Emotional Intelligence Is a Superpower —June 22
SAGe (Self-Actualized Genius)—Learn More
June 22, 2025
Sunday SAGe Volume 40: Emotional Intelligence Is a Superpower
Here is this week’s installment of Sunday SAGe, an email communication that shares wellness inspiration from The Wellness Ethic to help people thrive during the coming week (and beyond!).
This week, our focus is on emotional intelligence, which is one of the most influential factors in a person’s happiness and success.

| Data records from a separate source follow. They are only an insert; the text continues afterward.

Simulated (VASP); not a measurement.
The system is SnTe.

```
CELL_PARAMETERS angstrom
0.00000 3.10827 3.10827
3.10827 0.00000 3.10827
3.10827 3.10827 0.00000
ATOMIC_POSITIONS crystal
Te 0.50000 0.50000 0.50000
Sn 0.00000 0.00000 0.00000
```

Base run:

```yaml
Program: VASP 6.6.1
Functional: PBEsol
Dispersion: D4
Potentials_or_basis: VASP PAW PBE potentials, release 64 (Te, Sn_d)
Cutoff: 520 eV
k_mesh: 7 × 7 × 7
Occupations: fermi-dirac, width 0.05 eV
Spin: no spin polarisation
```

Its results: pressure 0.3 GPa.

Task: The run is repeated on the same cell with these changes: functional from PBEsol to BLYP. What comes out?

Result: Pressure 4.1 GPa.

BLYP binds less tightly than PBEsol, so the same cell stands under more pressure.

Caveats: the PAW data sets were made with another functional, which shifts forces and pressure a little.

Emotional Intelligence Is a Superpower
An excerpt from The Wellness Ethic:
After I read Daniel Goleman’s book “Emotional Intelligence”, I knew it was going to be a game changer for my relationships and overall happiness. Emotional intelligence (EI) is the ability to recognize and regulate one’s emotions, as well as the ability to engage effectively with the feelings of others. To make EI accessible and actionable, I’ll focus on four elements: self-awareness, self-management, social awareness, and relationship management, which are derived from Goleman’s work.
Emotional intelligence begins with self-awareness of positive and negative emotions. When you are emotionally intelligent, you’re in touch with your feelings and understand how they affect your thoughts and behavior. You savor positive emotions like joy, compassion, hope, gratitude, love, and serenity. You’re also aware of mood shifts and their triggers, recognizing that negative emotions such as anger, anxiety, jealousy, and frustration undermine your happiness and ability to relate to others.
Self-awareness then leads to self-management of your feelings to maintain emotional well-being. When you are in a positive emotional state, you are happier, of course, but you also improve your ability to foster healthy relationships, defuse difficult situations, and make better decisions.
Once you’re in a productive emotional state, if you’re relating with others, you can then focus on the next step: social awareness. What are the emotional states of the people you’re dealing with? Are they positive? If not, what negative emotions are present, what’s driving them, and how are they impacting your relationship? When you are socially aware, you empathize with others. You seek to understand their feelings, needs, and perspectives without passing judgment. You pay attention to verbal and nonverbal cues. You are also in tune with group dynamics and social norms and how they influence a person’s emotions and behaviors.
After factoring in social awareness, you are then ready for relationship management, which is the process of relating with others to achieve a positive outcome. Considering the emotions of the involved parties is critical in this step. Someone who is emotionally hurt or angry probably won’t relate effectively until those emotions are mitigated.
What It Means
Emotional intelligence starts with being aware of your emotional state and effectively steering your emotions to a positive state if you’re struggling emotionally.
If your emotional state isn’t where it needs to be, what can you do to get it there? You could apply a Stoic mindset and detach from negative forces. Or summon your SAGe and work through accepting and framing what has happened to get underneath what’s driving your emotions and how best to regulate them. You could also talk with a friend to help sort out how you feel, or calm your mind through deep breathing, meditation, and exercising.
A person with high emotional intelligence genuinely cares about others. They communicate openly and respectfully. They manage their own emotions and promote productive emotions within others. They admit when they are at fault, build trust, and resolve conflicts. A person with high EI nurtures healthy relationships and finds pathways to win-win outcomes.
When the emotional charge in a relationship is positive, both parties are positioned to bring their best to their interactions. Better results are achieved, and the experience is more enjoyable. Emotional intelligence is a superpower.
Your Call to Action
Do you have any opportunities with your emotional self-awareness, emotional self-regulation, being in tune with the emotions of others, or managing the emotional charge in your relationships? If so, determine how you want to move forward. If you need help, here are three suggestions:
Buy a copy of Daniel Goleman’s book Emotional Intelligence and do a deeper dive on the topic. It’s a terrific book that will open your mind to the power of emotional intelligence.
Buy a copy of The Wellness Ethic (yes, a shameless plug for my book!) and apply the learnings from the “Adopt Change in Your Life” and “Choose Your Response to Life” sections. The entire book, and especially those sections, were designed to help you adopt meaningful change in your life so you thrive.
View back issues of Sunday SAGe on the WellnessEthic.com website. There are plenty of tips to help you bring meaningful change into your life.
Have a happy week!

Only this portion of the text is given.